Wednesday, February 06, 2008
Finally it feels like I've been making progress. I've made the mistake of weighing myself on different scales and on different surfaces. One scale showed that instead of losing any weight, I gained 3 lbs! Sooo I'm sticking to my roomate's scale, and using it on our hardwood floor, at some point mid-afternoon. It's tricky because I feel weird asking for it and she's rarely home at this time. At any rate, I finally was able to weigh myself today and I lost 5lbs! Which means I get to buy a dvd =P. I was really down about my new lifestyle for a while because it felt like I was making no progress. But now I know I have been! ^^ Since it's hard for me to weigh myself, I finally printed off the printable tape measure and will use that for sure, at least once a week. Thanks to losing those 5lbs I finally feel like I can achieve my goals, I CAN DO THIS! I"m also feeling better when I work out. I don't feel so totally wiped afterwards and I can run harder and longer or up the resistance on the elliptical. Progress all around!
It's not a complete celebration though. I know I'm struggling hardcore on the weekends. The problem is I go home, or I stay at my bf's parents place. And at these locations it's EXTREMELY hard to control what I eat. Especially since my bf's parents don't like it when I'm picky. Also, my bf and I always have wings night once a week and those are jam packed with calories. I always eat very little and sparingly during the day but I know that's not good for me. Last time, I at too little. When this happens I feel nauseous. It got so bad that I actually threw up. How does that make sense? My stomach says "hmmm I'm hungry so I'll just empty out all the rest of the food in me"? At any rate, I was still able to eat the wings. Even with all my control I was still a couple hundred calories out of my range (well....hard to say since I threw up).
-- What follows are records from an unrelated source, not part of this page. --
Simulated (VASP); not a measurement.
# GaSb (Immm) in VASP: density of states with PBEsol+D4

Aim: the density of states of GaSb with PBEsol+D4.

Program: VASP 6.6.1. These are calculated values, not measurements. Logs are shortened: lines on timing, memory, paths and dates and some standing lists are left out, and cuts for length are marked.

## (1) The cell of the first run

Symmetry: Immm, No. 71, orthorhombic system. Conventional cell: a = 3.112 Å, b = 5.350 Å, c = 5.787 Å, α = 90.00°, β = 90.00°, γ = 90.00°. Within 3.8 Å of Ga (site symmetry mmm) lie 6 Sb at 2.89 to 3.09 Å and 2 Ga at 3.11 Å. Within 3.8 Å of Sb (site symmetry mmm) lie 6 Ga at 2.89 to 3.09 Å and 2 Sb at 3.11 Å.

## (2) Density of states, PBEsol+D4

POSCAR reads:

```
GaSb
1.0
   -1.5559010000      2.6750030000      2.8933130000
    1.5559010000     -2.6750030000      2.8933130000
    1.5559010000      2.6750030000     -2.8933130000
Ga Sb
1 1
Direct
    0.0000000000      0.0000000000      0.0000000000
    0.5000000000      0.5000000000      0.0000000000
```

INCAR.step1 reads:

So how do I fix this problem? I always eat less the meals I do make for myself and am careful with those. This sunday I made some progress. I took ONLY firsts and served myself more salad than the other items on the menu to make my plate look fuller. I was still plenty full. I just need to exercise extreme control I guess at these meals. It's hard, but I'm working on it.
I have great news! For reading week, my mom and I are going to CALIFORNIA to see my cousins!! I'll finally be able to meet my cousin's baby! I'm beyond excited. I'm a bit sad because I won't be able to see MY baby (my bf of course). He can't come because he has to work all week. It's a fantastic opportunity though and will be totally paid for by my family. Love free vacations!
So things are on the up and up! Hopefully I will continue to make success and learn greater control.